Legendary Actor Tony Curtis Dies at 85

Graphic by Angelie Zaslavsky
Bernie Schwartz from the Bronx is gone. He was 85. The son of Hungarian Jews — better known as Tony Curtis — died of cardiac arrest at his Las Vegas-area home, the AP reported today. The star earned an Oscar nomination for “The Defiant Ones” (1958) and won over audiences with his charming and handsome good looks — and his roles in “Some Like It Hot” (1959), “The Sweet Smell of Success” ( 1957) and “The Great Race” (1965).

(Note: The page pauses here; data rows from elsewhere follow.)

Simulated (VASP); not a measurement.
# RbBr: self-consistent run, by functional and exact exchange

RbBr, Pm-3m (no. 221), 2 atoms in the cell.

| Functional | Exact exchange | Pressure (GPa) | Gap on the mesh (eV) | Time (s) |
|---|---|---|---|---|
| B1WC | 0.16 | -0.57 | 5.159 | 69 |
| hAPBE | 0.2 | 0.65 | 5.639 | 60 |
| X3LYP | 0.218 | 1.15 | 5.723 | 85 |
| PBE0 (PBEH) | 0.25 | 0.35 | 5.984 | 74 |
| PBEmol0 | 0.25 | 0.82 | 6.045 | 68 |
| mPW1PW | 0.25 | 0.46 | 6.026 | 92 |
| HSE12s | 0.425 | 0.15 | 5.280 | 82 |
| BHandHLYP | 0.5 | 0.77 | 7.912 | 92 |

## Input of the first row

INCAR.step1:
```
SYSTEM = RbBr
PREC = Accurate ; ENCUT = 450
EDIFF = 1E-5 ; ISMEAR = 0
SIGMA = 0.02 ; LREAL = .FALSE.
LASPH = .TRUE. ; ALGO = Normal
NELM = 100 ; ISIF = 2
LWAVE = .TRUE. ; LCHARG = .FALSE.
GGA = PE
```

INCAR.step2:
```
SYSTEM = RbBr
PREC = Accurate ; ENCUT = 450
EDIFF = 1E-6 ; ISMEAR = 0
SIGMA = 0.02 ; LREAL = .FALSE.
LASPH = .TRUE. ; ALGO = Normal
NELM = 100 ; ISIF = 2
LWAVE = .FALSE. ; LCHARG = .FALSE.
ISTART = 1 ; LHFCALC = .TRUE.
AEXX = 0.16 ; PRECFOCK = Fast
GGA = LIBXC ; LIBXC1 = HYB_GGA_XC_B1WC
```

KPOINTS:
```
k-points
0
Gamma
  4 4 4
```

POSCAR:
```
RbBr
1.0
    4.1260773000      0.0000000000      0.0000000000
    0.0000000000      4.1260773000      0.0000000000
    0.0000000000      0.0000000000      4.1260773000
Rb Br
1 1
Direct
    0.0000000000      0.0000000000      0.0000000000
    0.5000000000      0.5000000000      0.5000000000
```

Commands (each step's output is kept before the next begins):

Curtis’ immigrant father, Manny Schwartz, had “yearned to be an actor,” the AP reported, but his heavy accent prevented him from finding work. Instead, he settled for tailoring jobs, moving the family wherever employment took him. Young Bernie was often picked on and beaten up as a boy, but instead of throwing punches back, he started acting on the sidewalk, according to the same AP article, and these performances eventually led to acting gigs at a settlement house. After Navy service and acting classes, Hollywood beckoned, followed by a contract with what was then Universal-International.
Curtis’ first starring role was in “The Prince Who Was a Thief” in 1951, and according to the UK Daily Mail’s obit, “critics were appalled as Curtis, playing an Arabian prince, proclaimed in a thick New York accent, ‘Yonduh lies de castle of de caliph, my fadder!’”
Still, audiences embraced Curtis (and his rugged, sexy appeal), making him a homegrown movie star. Yet Curtis struggled with drug and alcohol abuse as his fame faded in the 1960s, and then bounced back in film and television as a character actor. He reinvented himself as a successful painter, filmed an exercise video for adults and ran a horse refuge, according to the UK Daily Mail. .Curtis was married six times, the first to actress Janet Leigh. Their daughter is actress Jamie Lee Curtis.
“I’m not ready to settle down like an elderly Jewish gentleman, sitting on a bench and leaning on a cane,” the Daily Mail reported Curtis saying at the age of 60. “I’ve got a helluva lot of living to do.”